Teacher, sister, friend

Daily Reading for July 19 • Macrina, Monastic and Teacher, 379, and Adelaide Teague Case, Teacher, 1948

On one of the banks of the river was the abode of a society of holy women under the spiritual guidance of Emmeline, the mother, and Macrina, the sister, of Gregory. Basil had returned from his journeying in the monastic regions of Egypt and the East, had brought back the best hints he had gathered, and applied them with his excellent judgment. It was one of those institutions that seemed to be founded and sustained in the spirit of serene devotion. The foolish austerities of ascetics were not suffered to extinguish the tenderest sensibilities; nor did a stupid inactivity, engendered by a morbid enthusiasm, forbid the exercise of the delightful office of charity. Not only were the souls of the residents entranced by prayer, by retirement within the still chambers of meditation, and by morning and evening melodies; but the study of the sacred narratives and of good men’s works, the labor of the hands, and the interchange of friendly deeds, made up the cheerful and instructive round of each day’s occupations.

Already Basil had gone out, bearing the message of life. He was now pleading for the sublime principles of purity, beneficence, and forgiveness before the mixed populace, the noble and the servile, the thoughtful and the worldly, the fortunate and the distressed, at Caesarea—the same crowded capital where he was, a few years previous, pleading their secular interests in the presence of human tribunals. . . .

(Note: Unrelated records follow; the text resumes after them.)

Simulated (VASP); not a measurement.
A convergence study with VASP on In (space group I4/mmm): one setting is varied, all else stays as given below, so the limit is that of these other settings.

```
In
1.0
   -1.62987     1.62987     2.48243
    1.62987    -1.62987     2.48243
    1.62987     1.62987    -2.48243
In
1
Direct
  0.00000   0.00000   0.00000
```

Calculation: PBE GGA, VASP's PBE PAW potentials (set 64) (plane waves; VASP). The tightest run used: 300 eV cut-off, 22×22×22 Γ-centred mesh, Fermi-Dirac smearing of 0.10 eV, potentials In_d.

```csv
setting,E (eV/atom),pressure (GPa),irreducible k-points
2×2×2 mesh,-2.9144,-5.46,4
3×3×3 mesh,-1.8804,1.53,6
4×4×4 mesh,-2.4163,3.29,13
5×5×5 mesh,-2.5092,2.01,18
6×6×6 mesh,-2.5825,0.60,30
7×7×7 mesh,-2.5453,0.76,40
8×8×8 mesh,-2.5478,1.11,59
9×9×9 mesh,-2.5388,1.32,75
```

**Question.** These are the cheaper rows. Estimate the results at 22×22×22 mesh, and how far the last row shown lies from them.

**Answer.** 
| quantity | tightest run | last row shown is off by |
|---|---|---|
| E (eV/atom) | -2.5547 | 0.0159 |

“Are there tidings from Caesarea?” asked Macrina, as the old pilgrim, who was the only bearer of news to the solitaries, presented himself at the entrance to the coenobium. Her eye fell upon the well-known scroll of her brother Basil; and bestowing the usual blessing, the welcome and the reward upon the worn traveler, she hurried with it to her mother’s apartment, to rejoice or to weep over its communications. “The evil god of ambition hath gained the heart of our brother,” commenced the epistle. It proceeded to relate how Gregory had left the sacred office for a return to his profane studies, and had become an instructor in oratory. . . .The grief of his loving guardians was intense. It was as if he had renounced forever the name and hopes of a Christian; and their tears fell for him as for one lost from the number of the faithful. . . . But with the hoping and trusting Macrina some relief always came to the darkest apprehensions. . . .“To prayer, then, for the mistaken wanderer! Let our love utter itself in supplication. Pray that, having clothed himself with the saint’s robe, he be not suffered to turn unto idols. Pray that he put not the excellency of speech and the words that man’s wisdom teacheth above the simple but divine instructions of the Redeemer. Pray that his faith fail not. And may He who keepeth his children’s way send us answers of peace!”

Their intercessions and remonstrances, with the earnest arguments of the Bishop and the stern rebukes of Basil, finally prevailed. The joyful hour when they learned the resolve of the eloquent youth to bring his whole heart’s gift to the consecrated service, was recompense enough for their weepings and forebodings. He seemed himself to confess from whom came the most effective persuasions, by repairing himself immediately to the side of those gentle counselors. Among these influences he strengthened his purposes, and prepared himself for the trying struggles into which his fresh determinations must bear him.

From “Macrina, the Sister of Gregory” by F. D. Huntington, D.D., in The Church Monthly, volume 1 (April 1861).